Optical phonons as a testing ground for spin group symmetries

Lattice vibrations are highly sensitive to crystal symmetries and their changes across phase transitions. The latter can modify irreducible (co)representations and corresponding infrared and Raman selection rules of phonons. This concept is established for relativistic magnetic point groups, simultaneously transforming spatial and spin coordinates. However, in altermagnets described by non-relativistic spin groups with disjunct symmetry operations for both vector spaces, the phonon selection rules have remained unexplored. Here, we present a detailed study of the infrared- and Raman-active modes in the collinear antiferromagnet and altermagnet candidate Co$_2$Mo$_3$O$_8$. Comparing to ab initio calculations accurately capturing the eigenfrequencies, we identify all expected phonon modes at room temperature and deduce their selection rules using both symmetry approaches. Importantly, we observe the change of selection rules upon antiferromagnetic ordering, agreeing with the relativistic symmetry approach, while the spin group formalism predicts no changes. Therefore, optical phonons can reveal the appropriate symmetry treatment.

💡 Research Summary

In this work the authors use infrared (IR) and Raman spectroscopy combined with first‑principles phonon calculations to test two competing symmetry frameworks for the polar hexagonal oxide Co₂Mo₃O₈. The material crystallizes in the non‑centrosymmetric space group P6₃mc (point group 6 mm) and undergoes a collinear antiferromagnetic (AFM) transition at T_N ≈ 39 K, with all spins aligned along the crystallographic c‑axis.

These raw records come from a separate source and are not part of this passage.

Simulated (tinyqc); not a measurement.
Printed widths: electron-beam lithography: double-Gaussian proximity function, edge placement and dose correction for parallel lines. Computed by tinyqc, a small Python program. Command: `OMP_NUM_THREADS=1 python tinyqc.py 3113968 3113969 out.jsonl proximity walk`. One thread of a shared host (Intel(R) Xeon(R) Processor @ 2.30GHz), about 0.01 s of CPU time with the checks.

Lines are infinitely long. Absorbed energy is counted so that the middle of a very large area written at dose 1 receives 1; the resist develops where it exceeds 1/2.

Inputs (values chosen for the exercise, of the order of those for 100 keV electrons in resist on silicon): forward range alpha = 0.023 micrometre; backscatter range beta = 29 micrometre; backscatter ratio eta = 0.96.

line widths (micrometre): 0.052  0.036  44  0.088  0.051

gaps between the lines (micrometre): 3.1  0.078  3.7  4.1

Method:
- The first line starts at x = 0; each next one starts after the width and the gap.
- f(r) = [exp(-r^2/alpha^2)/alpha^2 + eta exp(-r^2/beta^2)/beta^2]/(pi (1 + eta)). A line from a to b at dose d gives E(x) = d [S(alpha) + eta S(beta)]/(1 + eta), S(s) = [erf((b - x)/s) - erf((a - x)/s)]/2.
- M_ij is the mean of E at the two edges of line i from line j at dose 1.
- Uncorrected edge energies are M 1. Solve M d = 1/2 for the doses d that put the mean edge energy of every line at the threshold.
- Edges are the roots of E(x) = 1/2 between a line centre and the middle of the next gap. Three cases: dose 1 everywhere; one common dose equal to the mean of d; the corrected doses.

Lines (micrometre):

Two symmetry descriptions are considered. (i) The relativistic magnetic point‑group approach, which assumes a finite spin‑orbit coupling and therefore treats spatial and spin coordinates as a single entity. For Co₂Mo₃O₈ the magnetic point group is 6′m′m, obtained by halving the crystallographic group to the unitary subgroup 3 m and adding anti‑unitary time‑reversal operations. (ii) The non‑relativistic spin‑group approach, appropriate for altermagnets, where spin‑orbit coupling is neglected and spatial and spin symmetries are treated independently. The corresponding spin group is ¯1 6 ¯1 m ¯1 m.

Group‑theoretical analysis shows that in the paramagnetic phase the optical phonon representation decomposes into 9 A₁ + 12 E₁ + 13 E₂ modes (IR+Raman active) plus acoustic and silent modes. In the relativistic magnetic phase the unitary part is reduced to 3 m, so the original irreducible representations are promoted to corepresentations. This promotion predicts that several modes, previously IR‑only or Raman‑only, become simultaneously active in both channels after magnetic ordering. By contrast, the spin‑group analysis keeps the spatial part unchanged; therefore it predicts no change in selection rules across the AFM transition.

The authors measured IR reflectivity for electric field parallel to c (Eω∥c) and to a (Eω∥a) and Raman spectra in three polarization configurations (y(zz)¯y, y(xz)¯y, and z(xx)¯z) at 295 K (paramagnetic) and 5–10 K (AFM). Density‑functional perturbation theory (DFPT) calculations provide the phonon frequencies for all symmetry‑allowed modes. The experimental spectra at 295 K display exactly the nine A₁, twelve E₁ and thirteen E₂ modes predicted by the crystallographic 6 mm group, with deviations of only 1–3 cm⁻¹ from the calculated values.

Upon cooling below T_N, the IR spectra reveal that several A₁ and E₁ modes acquire Raman intensity in the y(zz)¯y or y(xz)¯y configurations, and vice‑versa, confirming the emergence of mixed IR/Raman activity. For example, the A₁ mode near 264 cm⁻¹, which is IR‑active only in the paramagnetic phase, becomes Raman‑active in the AFM phase. These observations exactly match the predictions of the 6′m′m magnetic point group and contradict the spin‑group prediction of unchanged selection rules.

The discrepancy is interpreted as evidence that the spin‑phonon coupling in Co₂Mo₃O₈ involves terms that require simultaneous transformations of spin and real‑space coordinates, i.e., the coupling respects the full relativistic magnetic symmetry rather than the decoupled spin‑group symmetry. Consequently, optical phonons act as a sensitive probe of whether spin‑orbit effects are relevant in a given material.

The study concludes that, for Co₂Mo₃O₈ and likely for other altermagnet candidates, the relativistic magnetic point‑group description remains the appropriate framework for describing phonon selection rules, while the non‑relativistic spin‑group approach fails to capture the observed changes. This result highlights the importance of considering spin‑orbit coupling and spin‑phonon interactions when using symmetry analysis to predict spectroscopic signatures in magnetic materials.